In [None]:
__author__ = 'Alice Jacques <alice.jacques@noirlab.edu>, SPARCL team <datalab-spectro@noirlab.edu>'
__version__ = '20250128' # yyyymmdd
__datasets__ = ['desi_dr1']  
__keywords__ = ['sparcl', 'spectroscopy', 'HowTo', 'desi spectra', 'tutorial']

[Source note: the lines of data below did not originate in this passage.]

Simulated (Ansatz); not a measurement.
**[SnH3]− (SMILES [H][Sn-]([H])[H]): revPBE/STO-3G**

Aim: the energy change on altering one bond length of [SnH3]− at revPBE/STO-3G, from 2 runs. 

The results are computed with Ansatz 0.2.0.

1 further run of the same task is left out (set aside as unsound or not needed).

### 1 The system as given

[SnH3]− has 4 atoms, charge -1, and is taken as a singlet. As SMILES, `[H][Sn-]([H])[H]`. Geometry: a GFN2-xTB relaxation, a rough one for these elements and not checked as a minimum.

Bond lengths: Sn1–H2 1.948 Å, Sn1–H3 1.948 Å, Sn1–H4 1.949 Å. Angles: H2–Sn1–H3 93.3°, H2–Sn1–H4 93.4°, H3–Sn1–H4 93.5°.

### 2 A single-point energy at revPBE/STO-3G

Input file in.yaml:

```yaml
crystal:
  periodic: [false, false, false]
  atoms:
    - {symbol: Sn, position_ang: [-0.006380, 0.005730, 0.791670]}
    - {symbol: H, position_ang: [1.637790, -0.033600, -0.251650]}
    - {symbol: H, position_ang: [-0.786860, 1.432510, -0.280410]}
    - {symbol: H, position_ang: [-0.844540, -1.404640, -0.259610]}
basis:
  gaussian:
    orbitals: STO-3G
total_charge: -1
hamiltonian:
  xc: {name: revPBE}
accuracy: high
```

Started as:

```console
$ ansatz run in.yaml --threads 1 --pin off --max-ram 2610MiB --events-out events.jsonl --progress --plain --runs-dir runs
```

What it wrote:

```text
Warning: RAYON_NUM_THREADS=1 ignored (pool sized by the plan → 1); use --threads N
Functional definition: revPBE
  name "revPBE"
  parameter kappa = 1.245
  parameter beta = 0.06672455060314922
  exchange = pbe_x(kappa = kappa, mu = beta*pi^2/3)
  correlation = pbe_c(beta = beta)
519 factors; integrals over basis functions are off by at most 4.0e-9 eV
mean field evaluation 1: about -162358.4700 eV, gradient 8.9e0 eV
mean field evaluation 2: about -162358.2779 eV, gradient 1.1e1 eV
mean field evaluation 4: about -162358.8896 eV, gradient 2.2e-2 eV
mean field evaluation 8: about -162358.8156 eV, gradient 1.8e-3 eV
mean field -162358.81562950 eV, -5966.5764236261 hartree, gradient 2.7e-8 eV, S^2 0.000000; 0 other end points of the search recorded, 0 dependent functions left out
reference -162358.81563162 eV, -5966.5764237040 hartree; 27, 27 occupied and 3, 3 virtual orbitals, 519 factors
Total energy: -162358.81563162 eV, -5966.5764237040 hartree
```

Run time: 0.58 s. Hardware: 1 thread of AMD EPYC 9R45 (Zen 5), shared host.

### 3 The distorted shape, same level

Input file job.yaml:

# How to use SPARCL to access DESI DR1 data
## SPectra Analysis and Retrievable Catalog Lab (SPARCL)
Alice Jacques (NOIRLab), Stéphanie Juneau (NOIRLab), Benjamin Weaver (NOIRLab), Steve Pothier (NOIRLab), Adam Bolton (SLAC) and the SPARCL team

### Table of contents
* [Goals & Summary](#goalssummary)
* [Disclaimer & attribution](#disclaimer)
* [If necessary, install the most recent version of the SPARCL Client](#install)
* [Imports and setup](#imports)
* [Authentication for SPARCL](#auth_sparcl)
* [Data discovery: using SPARCL's <tt>client.find()</tt> method](#datadiscovery)
* [Retrieve records by <tt>sparcl_id</tt> using <tt>client.retrieve()</tt>](#retrieve)
* [Retrieve records by <tt>specid</tt> using <tt>client.retrieve_by_specid()</tt>](#retrieve_specid)
* [Access fields in records](#access)
* [Convert retrieved output to Pandas DataFrame or Spectrum1D object](#convert)
* [Plot spectra](#plot)

<a class="anchor" id="goalssummary"></a>
## Goals & Summary 

SPARCL (SPectra Analysis and Retrievable Catalog Lab) is an online service for discovery and retrieval of one-dimensional optical-infrared spectra. SPARCL is designed to work for large survey datasets containing many millions of spectra, and to provide access to multiple different data sets through common methods. For more information, see the [SPARCL User Guide](https://astrosparcl.datalab.noirlab.edu/static/SPARCLUserManual.pdf).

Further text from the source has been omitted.